Hermiston Council Approves 15-Year Tax Break for Lamb Weston

Hermiston Assistant City Manager Mark Morgan explains the details behind a tax break for Lamb Weston during Monday's city council meeting. (Photo: Michael Kane)

The Hermiston City Council voted Monday night to give Lamb Weston a 15-year property tax break, following the company’s recent announcement that it would expand its Hermiston operations.

The long-term tax break, however, comes with annual fees of $1 million, with half going to the city and half to Umatilla County.

Hermiston Assistant City Manager Mark Morgan said the tax break for Lamb Weston was necessary to get the company to choose Hermiston for its expansion plans. The company was also considering expanding in three other locations – Paterson, Boardman or Richland, Wash.

“Lamb Weston is making this expansion in a globally competitive industry,” Morgan said.

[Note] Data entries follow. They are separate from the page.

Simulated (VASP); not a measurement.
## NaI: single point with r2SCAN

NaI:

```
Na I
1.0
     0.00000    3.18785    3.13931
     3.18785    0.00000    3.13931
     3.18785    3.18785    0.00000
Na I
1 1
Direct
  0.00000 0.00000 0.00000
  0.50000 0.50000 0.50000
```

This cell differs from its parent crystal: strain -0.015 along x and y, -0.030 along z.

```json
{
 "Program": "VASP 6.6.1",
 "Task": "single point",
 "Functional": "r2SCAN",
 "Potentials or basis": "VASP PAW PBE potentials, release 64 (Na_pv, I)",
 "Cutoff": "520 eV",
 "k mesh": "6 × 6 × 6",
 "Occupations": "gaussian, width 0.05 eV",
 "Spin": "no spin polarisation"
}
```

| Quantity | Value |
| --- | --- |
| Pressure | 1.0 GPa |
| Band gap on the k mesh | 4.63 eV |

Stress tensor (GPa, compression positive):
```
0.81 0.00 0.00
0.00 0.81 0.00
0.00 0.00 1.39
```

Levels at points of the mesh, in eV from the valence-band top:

This is the first 15-year tax abatement the city has given to a company. Past tax breaks have been for three or five years. Morgan said those breaks gave companies 100-percent break on their taxes.

The $1 million annual payments to the city and county, said Morgan, will equal about 42 percent of what Lamb Weston would have paid in property taxes during the 15-year period.

The company recently announced an investment to expand operations at its Hermiston processing facility with the construction of a 300 million pound-per-year, state-of-the-art french fry line. The new line will be modeled on the company’s recently operational production line in Richland, Wash., and is expected to be completed in the fourth quarter of fiscal 2019. The new Hermiston line is intended to support growth in North America, as well as exports to Asia where demand growth has been, and is expected to remain, strong. The expansion is expected to add approximately between 140 and 170 full-time positions.

Morgan said the new jobs are expected to be at or above the county’s average wage of about $37,000 per year or $18 per hour.

The city and county are planning to use the annual $1 million payments on infrastructure projects with the goal of increasing housing starts in Hermiston. Morgan said it doesn’t boost the Hermiston economy much if Lamb Weston employees are commuting from the Tri-Cities to Hermiston.

The council action was not without criticism. Both Umatilla County Fire District 1 Chief Scott Stanton and Ric Sherman, who is on the fire district board, both expressed concern that tax dollars would not be available to help fund the fire district. Sherman said the new expansion will bring in more people to the area, meaning more calls for service, but without any additional funding support.

Mayor Dave Drotzmann said he appreciated their concern, but added that economic development is one of the city’s top priorities and that Lamb Weston would eventually come onto the tax rolls.

“This investment could have gone somewhere else,” he said.